2013-01-06
24 hours of Atom feed requests here
Because I'm interested in this sort of thing, I decided to generate some statistics on 24 hours of Atom syndication feed requests for Wandering Thoughts. Mostly I'm going to report the relatively raw numbers, although later I'll probably do detailed analysis of one aspect.
The big numbers:
- 2,671 HTTP requests, or one every 32 seconds if distributed evenly.
(They seem to have been reasonably evenly distributed through the day, although there are some shifts between hours; the peak hour was between 6am and 7am Eastern.)
- Requests were made for 95 different feed URLs. Mostly this shows the
hazards of excessive generality; there are a lot of web crawlers that
request Atom feeds for useless virtual directories and so on.
- The most popular feed is the main blog feed (2,010 requests), very distantly followed by the python category (185 requests), the tech category (72 requests), and so on.
The rest of this analysis is going to focus on the 2,010 requests for the main blog feed so that I don't have to worry about the effects of random crawler requests for random feeds.
Almost all of those requests were GET
requests; 1,986 GET
s to
24 HEAD
s. Every HEAD
request was from Google Producer.
Given the documentation at that link, I have no idea why it's issuing
HEAD
requests for my actual Atom feed (but good luck getting anyone
in Google to explain).
HTTP/1.1 was by far the most dominant HTTP protocol; there were 1,528 HTTP/1.1 requests to 482 HTTP/1.0 requests.

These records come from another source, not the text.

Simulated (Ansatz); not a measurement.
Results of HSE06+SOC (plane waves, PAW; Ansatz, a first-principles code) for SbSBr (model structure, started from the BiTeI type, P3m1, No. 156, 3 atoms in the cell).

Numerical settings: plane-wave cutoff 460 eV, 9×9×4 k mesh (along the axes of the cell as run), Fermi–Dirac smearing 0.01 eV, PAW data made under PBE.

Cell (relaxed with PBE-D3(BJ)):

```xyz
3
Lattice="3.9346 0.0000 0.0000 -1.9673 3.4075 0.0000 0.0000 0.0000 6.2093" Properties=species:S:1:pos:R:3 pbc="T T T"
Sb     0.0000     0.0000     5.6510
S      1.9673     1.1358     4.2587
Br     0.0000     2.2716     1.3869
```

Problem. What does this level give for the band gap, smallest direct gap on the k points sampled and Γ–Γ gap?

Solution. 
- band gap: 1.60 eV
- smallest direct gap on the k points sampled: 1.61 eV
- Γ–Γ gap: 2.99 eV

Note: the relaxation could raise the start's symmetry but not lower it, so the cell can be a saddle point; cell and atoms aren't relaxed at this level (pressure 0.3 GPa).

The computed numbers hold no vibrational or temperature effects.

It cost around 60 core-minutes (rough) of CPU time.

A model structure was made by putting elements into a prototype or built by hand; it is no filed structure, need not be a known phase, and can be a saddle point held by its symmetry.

Broken down by HTTP response codes, there were 1,312 304's (content not modified) to 646 200's and 52 403 permission denials. All of the 403's were for what my code identified as bad web robots (which are not supposed to crawl my Atom feeds), and most of them (48) were from a single IP address (178.63.170.37) with a bad user-agent.
Those 2,010 requests came from only 200 different IP addresses,
although no single IP was a huge traffic source; the most active
single IP made 133 connections and many made fewer; 85 IP addresses
made only one request. 111 different IP addresses made requests
that got 304 Not Modified responses, of which 35 were IP addresses
that made only one request. This is not really great, since it
implies that about a third of the IPs that made multiple requests
probably don't implement proper conditional GET
support. I'm sad to see that the most prolific source of requests
also didn't seem to support conditional GET
; all of its
requests got status 200 responses.
(Most of the other active sources seem to have gotten plenty of
status 304 responses, which is what should happen; if you're going
to poll an Atom feed frequently, you should implement support for
conditional GET
.)
Of the 646 requests that got status 200 responses with content, 558 of them clearly support HTTP compression while 64 don't (I can tell by the response sizes). These no-compression requests came from 15 different IPs, several of which made multiple requests. A number of sources appear to be disguised web spiders.
(I am pretty certain that anything that claims to be running 64-bit Ubuntu with Firefox 8.0 is kind of shading the truth. A lot.)
In other trivia, it appears that the most popular User-Agent
value for
people pulling the feed that day was 'user-agent
' (sic). I think the
sources using that value are actually probably legitimate, at least for
that day. They didn't do conditional GET
, though, which makes them
somewhat annoying. (Both different IP addresses did do HTTP compression.)